We don't find these systems intelligent because, on inspection, they arent.
We are intelligent. Not "magically", but actually nevertheless.
Our intelligence, and that of dogs (, mice, etc.) consists in the ability to operate on partial models of environments; dynamically responsive to them; and to skilfully respond to changes in them.
This sort of intelligence requires the environment to physically reconstitue the animal in order to non-cognitively develop skills.
It is skillful action we are interested in; and precisely what I missing in naive rule-based models of congition.
You provided an illustration of "magic". It's important to realise that you don't need a complex algorithm to produce complex behaviour (see Stephen Wolfram and his work on cellular automata).

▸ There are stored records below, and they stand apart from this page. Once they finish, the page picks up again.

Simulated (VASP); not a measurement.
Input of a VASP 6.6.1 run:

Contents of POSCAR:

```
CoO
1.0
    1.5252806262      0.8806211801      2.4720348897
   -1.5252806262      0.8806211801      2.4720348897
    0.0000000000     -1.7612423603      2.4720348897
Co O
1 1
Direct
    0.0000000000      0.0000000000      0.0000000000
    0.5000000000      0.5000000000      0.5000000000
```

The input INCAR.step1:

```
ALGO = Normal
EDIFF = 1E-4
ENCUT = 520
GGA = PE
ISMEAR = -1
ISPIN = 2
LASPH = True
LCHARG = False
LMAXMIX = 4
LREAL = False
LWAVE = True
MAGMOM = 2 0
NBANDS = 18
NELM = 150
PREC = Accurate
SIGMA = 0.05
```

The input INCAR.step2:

In my understanding AI is an even broader term and means "any solution that imitates intelligent behavior". E.g. expert systems which are pretty much a bunch of if-then rules are also considered AI.
It's my understanding as well, many things that a modern programmer thinks in term of "computation" were once considered to be "AI". Lisp and Prolog were "AI", even the A* algorithm is still considered a rudimentary form of "AI" in textbooks just because it uses heuristics. There's a joke that says "every time AI researchers figure out a piece of it, it stops being AI" [0].
It's why I use "AI" and "ML" interchangeably although I know it's technically incorrect - the formal definition doesn't match what people are currently thinking.
There have traditionally been different approaches and definitions for AI. Some emphasize behaviour while others emphasize the logic behind the behaviour. (In some sense, while expert systems of course were an attempt at getting practical results, they might also have been an attempt to implement what was seen as human reasoning, while e.g. black box machine learning could be more about just getting the behaviour we want.) Some approaches view agents as intelligent if their action resembles humans or other beings that we consider intelligent, while other approaches are merely interested in whether they perform well at a specified task, perhaps more so than humans.
So yes, "any solution that imitates intelligent behaviour" is probably right, but with nuances with regard to what that actually means.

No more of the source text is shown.